The news, first published by the Dallas Observer, came from a memo sent Wednesday to Morning News employees by Editor Bob Mong and Cyndy Carr, senior vice president of sales, outlining what they called a “business/news integration.”

New “general managers” would lead 11 “business and content segments” that would include parts of the newsroom.

It seemed as though the venerated wall between the news and business sides of the operation had been smashed in part of what Belo called a “bold strategy.”

But Mong and others involved in the new direction, at least at the Morning News, suggest that a different line deserved more attention: “We are proceeding … in the same way our News leadership and our Publisher have worked collaboratively for years,” the announcement said.

“To me, this is nothing new for the newspaper,” Executive Sports Editor Bob Yates said in a phone interview. “Editors of the paper report to the publisher. It’s the same pattern.”

Anyone who thinks advertising will influence news copy is “so far off-base. That’s not going to happen at all,” said Rich Alfano by phone. Alfano starts Monday as a general manager at the Morning News. His responsibilities include the sports department, as well as health care and education.

Alfano said the newspaper industry is arriving late to the integration concept. At 51, he has spent more than 20 years in the media, mostly with consumer magazines. As president of Golf magazine in the late 1990s, he supervised the editor, the publisher for advertising sales and the general manager of the Web site.

“Other media went to these strategies many years ago,” Alfano said. “I had overall long-term strategic responsibility for the business.” His job, which he envisioned replicating at the Morning News, was to keep the editors happy while “developing long-term growth for the advertising side. It was more of a process of getting different sides of the business to be in synch with each other.”

Similarly, Tracy Martin Taylor is the GM for the Morning News’ entertainment and travel/luxury “segments.” Taylor is already in the publisher’s role at Quick, the paper’s free entertainment tabloid.

For newsroom journalists, the issue of salespeople’s presence in a newsroom’s chain of command might not be put to rest so easily. As the idea took shape over the last year, newsroom staffers discussed it, their supervisors said. They asked the questions a journalist would.

Who decides conflicts between advertisers and journalists? Whose values prevail?

Kelly McBride, ethics group leader at Poynter, said the editor-publisher relationship works well “when you have two people who are respectful and understand the other’s responsibilities and (who) listen well.”

“I’d be looking for training for both the section editors and the general managers,” McBride told me by phone. “The section editors will need to understand more about how the business side works. And business people will need to understand the principles of independent journalism.”

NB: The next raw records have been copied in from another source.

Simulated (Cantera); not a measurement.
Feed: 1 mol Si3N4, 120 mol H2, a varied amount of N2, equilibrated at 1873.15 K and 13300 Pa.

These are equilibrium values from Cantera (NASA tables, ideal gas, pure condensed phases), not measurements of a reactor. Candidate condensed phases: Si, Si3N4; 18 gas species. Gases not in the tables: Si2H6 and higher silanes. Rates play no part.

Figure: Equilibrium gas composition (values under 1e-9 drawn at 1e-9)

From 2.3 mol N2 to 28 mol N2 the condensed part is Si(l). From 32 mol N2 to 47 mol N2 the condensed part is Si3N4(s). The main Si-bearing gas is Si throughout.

Bob Steele, Nelson Poynter Scholar for Journalism Values, said he worries about competing values between news and sales forces.

Steele said he does not subscribe to a “Chinese wall” analogy between the news and business sides, but rather uses a picket-fence analogy.

“You can talk over the picket fence. If there’s a gate, you can go back and forth,” he said. But ultimately, each side returns home “and honors the values on the journalism side or the business side of the fence. Both can be legitimate, but they are in tension with each other.”

Morning News Publisher and CEO Jim Moroney told the Observer, “Just [because] a business person has an editorial person reporting to him or her doesn’t mean our content is now for sale or that the salespeople, the business people, the publisher will dictate to the newsroom what content they choose to publish or not.”

It’s about coordinating the elements that produce, market and support the journalism, others at the Morning News say.

Yates, the sports editor, said that under the new arrangement, “There could be opportunities that are addressed because they go straight to the general manager.”

“What if we wanted to do a special section on an upcoming event? A big golf tournament? There’s no reason” to do so “if it’s not generating revenue. It would be good if the sports editor, the general manager and others involved could sit down around the table and decide whether they think this is a product for which they can get revenue. It’s a question of commitment. A general manager sort of acts as a champion of the idea.”

While the section editors like Yates report to the general managers, the organizational chart also includes a dotted line from the section editors to Managing Editor George Rodrigue and to Mong.

Mong will remain “deeply involved” in content issues, he told me by phone. The company also has to be more financially stable, he said. “We’ve got more stability than we had a few years ago,” he said, and this plan, he suggested, would solidify it.